The opinion of the court was delivered by: Hull , J.

P. v. Rogers



California Rules of Court, rule 8.1115(a), prohibits courts and parties from citing or relying on opinions not certified for publication or ordered published, except as specified by rule 8.1115(b). This opinion has not been certified for publication or ordered published for purposes of rule 8.1115.

Following defendant Johnny Wayne Rogers, Jr.'s, convictions for spousal abuse (Pen. Code, § 273.5; undesignated statutory references that follow are to the Penal Code) and receiving stolen property (§ 496), the trial court imposed a fine under section 672. Defendant contends the trial court erred in utilizing this statute as the basis for the fine and therefore the fine must be stricken. We agree the court erred, but find the issue forfeited by defendant's failure to object to the stated statutory basis of the fine in the trial court. Accordingly, we affirm the judgment.
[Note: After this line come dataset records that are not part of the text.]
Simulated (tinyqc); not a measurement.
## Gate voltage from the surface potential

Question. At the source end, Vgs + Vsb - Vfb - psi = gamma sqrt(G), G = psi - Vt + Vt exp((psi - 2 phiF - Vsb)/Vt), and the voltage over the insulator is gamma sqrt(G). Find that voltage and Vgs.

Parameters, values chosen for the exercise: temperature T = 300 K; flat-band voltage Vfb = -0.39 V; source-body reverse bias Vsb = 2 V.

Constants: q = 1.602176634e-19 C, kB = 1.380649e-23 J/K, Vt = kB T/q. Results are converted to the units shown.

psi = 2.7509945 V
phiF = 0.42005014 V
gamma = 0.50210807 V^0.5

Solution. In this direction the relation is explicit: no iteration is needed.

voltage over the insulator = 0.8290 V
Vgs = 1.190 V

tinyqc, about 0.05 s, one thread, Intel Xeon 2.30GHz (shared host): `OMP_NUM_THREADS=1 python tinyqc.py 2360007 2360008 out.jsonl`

Given the issue raised on appeal, a detailed recitation of the factual and procedural background underlying the case is not necessary.

In August 2010, in case No. CM033633, defendant pleaded no contest to misdemeanor battery (§ 242) and was placed on probation. Over a year later, defendant entered into a global disposition of a number of cases. In case No. CM035023, he pleaded no contest to spousal abuse (§ 273.5, subd. (a)) and admitted he had served two prior prison terms (§ 667.5, subd. (b)). In case No. CM035035, defendant pleaded no contest to receiving stolen property (§ 496) and admitted having served two prior prison terms. In exchange there was an agreed-upon lid on the sentence of six years eight months. Based on these pleas, the court also found defendant had violated the terms of probation in case No. CM033633.

Defendant was sentenced to a term of four years for spousal abuse, a consecutive term of eight months for receiving stolen property, and one year each for the two prior prison term enhancements. He was awarded 342 days of presentence custody credits. The court imposed a restitution fund fine of $200. The court also imposed a fine "under 672 of the Penal Code of $200, plus penalties, assessments, and surcharges for a total $720. That will be on one count. The other count, another fine, totaling $720 and broken down. Its items 3 and 4 of the state prison recommendation page in the probation report." Items 3 and 4 on the state prison recommendation page of the probation report provide the statutory basis for the fines, fees, and assessments. It indicates that both $200 fines were imposed under the authority of section 672. Defendant was also ordered to pay victim restitution.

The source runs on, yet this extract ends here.